Review policy

Due to time pressures, I am unable to commit to reviewing books at the moment. However, please feel free to recommend or discuss by tweeting @MsTick68 or commenting on here. Thank you!

Saturday, 19 March 2011

Strange Little Girl


I recently re-read Charlotte Sometimes by Penelope Farmer. First published in 1969, I read this first aged about 11 or 12 at Secondary school. Regular readers will remember that it is one of the 10 books I recommended to Martin Amis.

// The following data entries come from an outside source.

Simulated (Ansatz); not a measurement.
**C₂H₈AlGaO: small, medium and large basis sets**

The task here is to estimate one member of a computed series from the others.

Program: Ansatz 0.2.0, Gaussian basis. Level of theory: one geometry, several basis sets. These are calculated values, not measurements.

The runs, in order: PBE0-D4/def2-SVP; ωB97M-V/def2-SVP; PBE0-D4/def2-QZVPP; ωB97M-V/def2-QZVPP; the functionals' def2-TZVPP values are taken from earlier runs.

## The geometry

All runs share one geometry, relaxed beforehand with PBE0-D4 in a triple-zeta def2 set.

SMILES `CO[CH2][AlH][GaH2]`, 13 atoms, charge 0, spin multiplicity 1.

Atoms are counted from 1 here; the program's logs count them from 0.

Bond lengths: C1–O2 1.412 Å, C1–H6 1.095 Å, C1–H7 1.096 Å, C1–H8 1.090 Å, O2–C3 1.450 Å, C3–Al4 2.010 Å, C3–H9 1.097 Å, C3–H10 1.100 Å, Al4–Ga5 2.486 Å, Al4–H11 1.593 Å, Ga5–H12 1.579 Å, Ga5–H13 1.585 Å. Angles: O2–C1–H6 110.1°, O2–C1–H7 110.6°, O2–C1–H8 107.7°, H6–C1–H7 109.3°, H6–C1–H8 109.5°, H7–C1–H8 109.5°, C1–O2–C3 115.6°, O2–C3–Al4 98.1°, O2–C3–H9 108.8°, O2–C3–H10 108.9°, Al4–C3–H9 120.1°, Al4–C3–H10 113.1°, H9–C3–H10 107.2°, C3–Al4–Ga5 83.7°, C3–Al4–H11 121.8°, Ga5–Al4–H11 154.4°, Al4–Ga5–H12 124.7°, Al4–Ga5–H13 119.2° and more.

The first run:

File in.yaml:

13 year old Charlotte Makepeace arrives at boarding school for the first time. She is taken out of a line of waiting girls and to a dormitory, where she is the first to arrive. Encouraged to choose a bed, she takes the one nearest the window with distinctive wheels. Charlotte struggles to fit in at school; she is withdrawn and misses her sister Emma. One night she falls asleep and wakes up over 40 years earlier, in 1918 (The book is set in 1963), where she is addressed as Clare Moby and has a little sister Emily. Initially able to time-slip between 1963 and 1918, Charlotte becomes stuck in 1918 when Clare and Emily are moved from boarding at the same school to go to lodge with Miss Agnes Chisel Brown and her obnoxious parents.

I have enjoyed this book for over 30 years. I think that the mark of a truly great novel is that it can enjoyed on different levels- as a child I liked the time-travel/ ghost story elements (and as I have said before I loved school stories). Reading it when older, I am struck by how confused Charlotte is; if teachers and schoolmates can't tell that she isn't Clare, then is she really Charlotte? She stares at mirrors (and is reprimanded for vanity) trying to remember whether it is her face or Clare's. She agonises over the differences in personality between herself and Clare. Her relationship (or Clare's) with Emily is strained.

In 1985, for no reason that I can tell, Farmer revised Charlotte Sometimes and changed the ending. I only have the Red Fox edition above, but am on the hunt for a pre-1985 edition that I have lost or given away; I remember the ending being much more downbeat than the modern one.

I have discovered Penelope Farmer's blog, sadly not updated since last year. In it she tells the story of her meeting Robert Smith from The Cure. It's a good read.

I have learnt from Wikipedia (yes, I know, not the most reliable source) that Charlotte Sometimes is the third in a trilogy about Charlotte and her sister Emma. The other two novels are The Summer Birds and Emma in Winter, both sadly out of print.

2 comments:

  1. Ooh another one you review that I want to go and read - thank you!

    ReplyDelete
  2. It's wonderful. I hope you enjoy it!